From "drop a stack trace into a database BLOB" to a two-plane system that keeps small metadata fast and large blobs cheap — the architecture, the trade-offs, and the production shape that earns every box
This deep-dive applies the 4-step HLD interview framework. As you read, map each section to Requirements → Entities → APIs → High-Level Design → Deep Dives, and notice which of the 8 common patterns and key technologies are at play.
It's 14:02. Raj is debugging a flaky deploy on his laptop and a 50KB Java stack trace explodes across his terminal. He needs to send it to Sarah on the SRE team. He could paste it into Slack — but Slack truncates after a few hundred lines and the indentation gets murdered. Instead Raj opens pastebin.com, pastes the trace into a text box, hits "Create" and gets back https://pastebin.com/aZx9k2. He drops the URL in chat. Sarah clicks it three minutes later and sees the same stack trace, formatted exactly as Raj pasted it. That round-trip is what we're designing.

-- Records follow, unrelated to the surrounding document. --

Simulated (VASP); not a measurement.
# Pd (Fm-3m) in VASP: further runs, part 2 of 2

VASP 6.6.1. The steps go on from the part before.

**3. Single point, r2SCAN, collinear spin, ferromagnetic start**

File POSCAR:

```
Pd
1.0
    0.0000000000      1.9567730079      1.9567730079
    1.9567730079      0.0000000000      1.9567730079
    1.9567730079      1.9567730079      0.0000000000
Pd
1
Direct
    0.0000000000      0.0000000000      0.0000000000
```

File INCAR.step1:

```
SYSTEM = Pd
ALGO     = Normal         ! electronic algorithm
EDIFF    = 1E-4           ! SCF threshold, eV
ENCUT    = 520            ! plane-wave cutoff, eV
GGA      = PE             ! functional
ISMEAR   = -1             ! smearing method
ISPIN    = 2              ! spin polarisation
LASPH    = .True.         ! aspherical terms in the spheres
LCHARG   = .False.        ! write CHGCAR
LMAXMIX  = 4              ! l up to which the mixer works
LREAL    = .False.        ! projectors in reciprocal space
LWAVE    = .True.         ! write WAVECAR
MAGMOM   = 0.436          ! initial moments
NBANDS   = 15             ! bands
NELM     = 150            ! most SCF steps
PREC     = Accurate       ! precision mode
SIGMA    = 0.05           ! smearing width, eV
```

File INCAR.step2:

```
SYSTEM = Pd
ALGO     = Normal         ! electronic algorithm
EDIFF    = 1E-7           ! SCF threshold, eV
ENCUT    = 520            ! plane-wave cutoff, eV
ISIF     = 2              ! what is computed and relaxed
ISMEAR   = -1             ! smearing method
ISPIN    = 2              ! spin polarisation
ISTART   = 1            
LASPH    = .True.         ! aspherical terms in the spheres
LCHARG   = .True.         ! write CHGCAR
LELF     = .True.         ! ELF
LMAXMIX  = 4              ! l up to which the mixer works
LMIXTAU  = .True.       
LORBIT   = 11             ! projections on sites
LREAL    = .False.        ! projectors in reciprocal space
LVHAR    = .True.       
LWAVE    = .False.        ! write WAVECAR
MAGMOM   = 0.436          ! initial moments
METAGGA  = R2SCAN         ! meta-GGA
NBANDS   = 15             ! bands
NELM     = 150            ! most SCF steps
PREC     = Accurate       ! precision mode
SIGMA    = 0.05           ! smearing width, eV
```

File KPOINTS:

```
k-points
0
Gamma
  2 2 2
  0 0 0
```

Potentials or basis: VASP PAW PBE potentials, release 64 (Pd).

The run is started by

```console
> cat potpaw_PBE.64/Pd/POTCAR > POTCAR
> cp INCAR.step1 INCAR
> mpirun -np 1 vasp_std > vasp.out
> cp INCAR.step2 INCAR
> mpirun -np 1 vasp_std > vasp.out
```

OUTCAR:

Pastebin (and clones like Hastebin, GitHub Gist, Pastie) lets users save a chunk of plain text — code, config, log output, JSON dumps, error messages — and get back a unique, shareable URL. The text lives at that URL until it expires or is deleted. The defining trait: the URL returns the text content itself, not a redirect to somewhere else. That single difference, more than anything, drives the architecture away from a URL-shortener shape and into a two-plane storage system.
Before drawing a single box, pin down what the system must do. In an interview, asking these questions out loud signals you know the difference between a 30-line CRUD app and a real distributed system.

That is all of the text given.